Definition: Achieving maximum productivity with minimum wasted effort or expense
Definition: Successful in achieving a result
The two terms are often used interchangeably but are actually very different in an extremely important way: one is about resources, but the other is about speed. Knowing this distinction can really help to know what to do when you need more of one or the other. To illustrate, let's first start with an analogy...
A sports car is highly effective in transporting you from point A to point B. You can put the pedal to the metal and blaze down the highway at 100 mph to your destination. However, this comes at the cost of efficiency: sports cars are notoriously performant but inefficient:
- They are highly precise machines prone to breakdowns and expensive maintenance.
- They require high-quality fuel and consume it voraciously.
- Regardless of the type of car, at higher speeds you will see poorer and poorer efficiency: the incremental gain from 80 mph to 90 mph consumes a lot more fuel than from 10 mph to 20 mph as the engine struggles against both extremely high wind drag and internal friction.
They are also very poorly adapted to transporting much mass at all; they’ve been optimized to carry two persons and very little else. If you’d like to ferry some luggage around, you’re much better off with a minivan taking one load than making three trips in your Corvette.
The most efficient way to move is probably with a budget hybrid vehicle. If you have cargo, it’s probably a truck. But the most effective? Possibly a Lamborghini.
How This DISTINCtION Applies to Software Teams
I bring up this distinction because I'd like to point out a new way for you, as a leader in software development, to be more intentional about how you invest. In any team working on any problem, you may observe similar phenomena, depending on how you are organized.
In organizing a larger team against one urgent project
Having a larger team work on one problem together is an intentional way to obtain a deliverable sooner, such as when a project is urgent or time-sensitive. In that respect, it is analogous to stepping down on the gas pedal and sustaining higher RPMs.
In such cases, you may have more “cooks in the kitchen” than is normally comfortable. There will be some wastage as people will wait for one another, context switch between tasks or different conceptual areas of a project in order to grab at the next available opportunity with urgency. There will be more overhead in the coordination and synchronization necessary to ensure high coherency in the design and correctness in the implementation; all of this is necessary to avoid a “swiss cheese” result rather than a solid, crystalline product that is usually the result of a single (or a few minds) highly focused on a challenge. Opportunities to take on unrelated, smaller initiatives will likely be missed.
In general, applying larger teams will come at some expense (quality, missed opportunities), but will shorten the turnaround time of a project to a point. The shortening is not linear: you will pay a higher and higher cost to go faster. Timing is also important: adding more people to an already late project will typically make it even later.
Regarding high-value but non-urgent projects
On the other hand, some projects may be:
Speculative in nature, where there is a great deal of potential but uncertainty of success. Or...
Certainly highly valuable, but over a long time horizon (with value being delivered progressively over months and years).
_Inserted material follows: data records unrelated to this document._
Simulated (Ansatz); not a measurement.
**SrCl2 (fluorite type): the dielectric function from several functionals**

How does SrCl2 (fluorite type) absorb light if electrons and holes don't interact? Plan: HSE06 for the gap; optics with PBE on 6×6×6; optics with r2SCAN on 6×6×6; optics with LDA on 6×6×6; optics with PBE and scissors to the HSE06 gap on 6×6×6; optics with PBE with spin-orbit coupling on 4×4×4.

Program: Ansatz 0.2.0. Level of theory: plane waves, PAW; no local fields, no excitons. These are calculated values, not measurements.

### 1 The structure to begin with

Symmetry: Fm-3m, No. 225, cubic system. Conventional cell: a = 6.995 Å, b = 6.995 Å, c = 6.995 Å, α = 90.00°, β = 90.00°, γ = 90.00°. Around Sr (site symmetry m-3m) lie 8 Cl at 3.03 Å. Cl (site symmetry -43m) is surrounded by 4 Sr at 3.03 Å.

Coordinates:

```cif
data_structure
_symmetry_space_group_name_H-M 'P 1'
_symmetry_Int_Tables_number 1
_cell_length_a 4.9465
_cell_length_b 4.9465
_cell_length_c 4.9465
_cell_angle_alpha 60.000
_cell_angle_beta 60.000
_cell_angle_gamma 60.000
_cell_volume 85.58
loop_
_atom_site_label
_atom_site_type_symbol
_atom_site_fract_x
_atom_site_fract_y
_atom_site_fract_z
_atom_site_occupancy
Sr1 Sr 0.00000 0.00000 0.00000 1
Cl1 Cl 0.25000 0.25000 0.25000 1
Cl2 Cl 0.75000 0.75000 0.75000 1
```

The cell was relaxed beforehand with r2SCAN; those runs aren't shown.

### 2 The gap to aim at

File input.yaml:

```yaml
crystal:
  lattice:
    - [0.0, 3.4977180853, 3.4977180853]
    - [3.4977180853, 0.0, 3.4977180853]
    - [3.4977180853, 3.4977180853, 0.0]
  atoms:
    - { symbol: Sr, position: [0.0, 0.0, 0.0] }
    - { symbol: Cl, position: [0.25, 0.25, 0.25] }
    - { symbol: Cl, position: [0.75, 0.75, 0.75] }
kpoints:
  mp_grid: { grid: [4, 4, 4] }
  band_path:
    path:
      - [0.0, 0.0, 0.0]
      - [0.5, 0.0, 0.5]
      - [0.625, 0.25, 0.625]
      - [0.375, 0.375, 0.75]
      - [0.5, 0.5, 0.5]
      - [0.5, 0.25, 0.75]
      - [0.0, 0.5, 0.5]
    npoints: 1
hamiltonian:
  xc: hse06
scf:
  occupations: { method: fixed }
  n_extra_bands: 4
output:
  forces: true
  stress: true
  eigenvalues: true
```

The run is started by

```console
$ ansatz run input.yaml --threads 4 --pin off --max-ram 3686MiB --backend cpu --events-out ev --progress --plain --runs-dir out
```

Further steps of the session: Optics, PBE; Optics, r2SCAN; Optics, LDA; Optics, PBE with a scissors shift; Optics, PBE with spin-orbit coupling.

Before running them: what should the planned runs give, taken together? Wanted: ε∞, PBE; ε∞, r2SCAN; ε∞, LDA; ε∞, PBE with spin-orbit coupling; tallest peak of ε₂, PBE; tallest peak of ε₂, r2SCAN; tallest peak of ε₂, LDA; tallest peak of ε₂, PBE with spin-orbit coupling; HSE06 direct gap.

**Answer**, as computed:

So, you may ask, for such important projects with longer time horizons, what is the appropriate response? What can you do right now?
You can't throw a huge team at it. It is really difficult to justify organizing a large team behind these (in order to accelerate them) because doing so comes at the risk of missing many more immediate opportunities of known value sitting on the table. Given that they aren't urgent, there is no need to pay the extra expense for acceleration.
You can't sit on your hands and do nothing. To invoke an old proverb: “The best time to plant an apple tree is five years ago. The second best time is today.” So, given the potential payoff later, it is equally inappropriate to dedicate zero effort towards such projects!
So, what is the correct initial investment? My answer is: a small, steady, and committed one. If something is so valuable and so important, but you have time, it is best that you take the time to do it efficiently and do it with high quality. You must, however, commit to it, or else you will never realize the potentially significant benefit in the later phases. Begin by dedicating just a few people to a problem and provide the space to focus, go deep, and develop it. Minimize distractions (context switching). The commitment to a milestone enables the development of a foundation, which pays dividends as the delivery of value accelerates over time. The phenomenon can be observed as taking the shape of an “S” curve …
The S Curves
In my experience, on many projects you can observe a foundational period where architecture is built but little value is delivered, followed by a steep ramp-up (where an array of features are steadily and incrementally added that exploit the architecture and its inherent benefits), followed by tapering to a plateau (as the architecture is exhausted, new features are more “bolted on” than designed; inconsistencies, bugs, incompatibilities between features begin to slow development to a crawl).
The answer to such plateaus is typically a significant re-architecture to unlock huge new realms of value and to re-enable aggressive development.
The phases of the curve are analogous to the four seasons: spring (the early, seedling stage), summer (high growth), autumn (harvested; beginning to taper), and winter (stable; very hard to grow).
This is a simplified model, but an illustrative one. In practice, the S curve phenomenon is even more challenging for a software product development team because it must be effectively managed on two levels:
Time & Resources. The size of the S curve is in your control, but you must make careful compromises based on your time horizon and resources available.
Early on, a small startup must necessarily start with a small curve in order to sustain itself to the point of being able to execute a large one.
Later, a large company must deal with transitioning from a tapering, legacy S to planting the seeds and ramping up the next technological curve. Companies which fail to adapt will eventually plateau their businesses.
Multiplicity. Teams often deal with multiple curves at the same time as significant products are actually systems-of-systems: comprised of numerous linked subsystems, each with their own independent maturity lifecycles.
In this light, I'd say that in order to sustain aggressive growth, one must:
Periodically make small & proportionate investments in next-generation architecture where future demand is expected
Monitor current position on the curve (both overall and on subystems)
Follow-through on ripening opportunities by organizing larger teams to harvest the fruits of the investments.
When/where you need to accelerate, do engage bigger teams, but beware the high cost.
To plant seeds for future needs, consider organizing small, efficient teams.
Look ahead. Take stock of the health of your system and its capacity to grow with the needs of the business. Then, assess investments you’d like to start to making today so that in 6-12 months you can be ready to take advantage, harvesting the fruits. You don't want to scramble to catch up later, or forever "kick the can down the road" on things.
"Right-size" your architecture. When you are designing, check that your architecture is “well-fitted” to the future demand, thereby finding the sweet spot between under-engineering and over-engineering. Estimate the size of your S-Curve to help inform your decisions.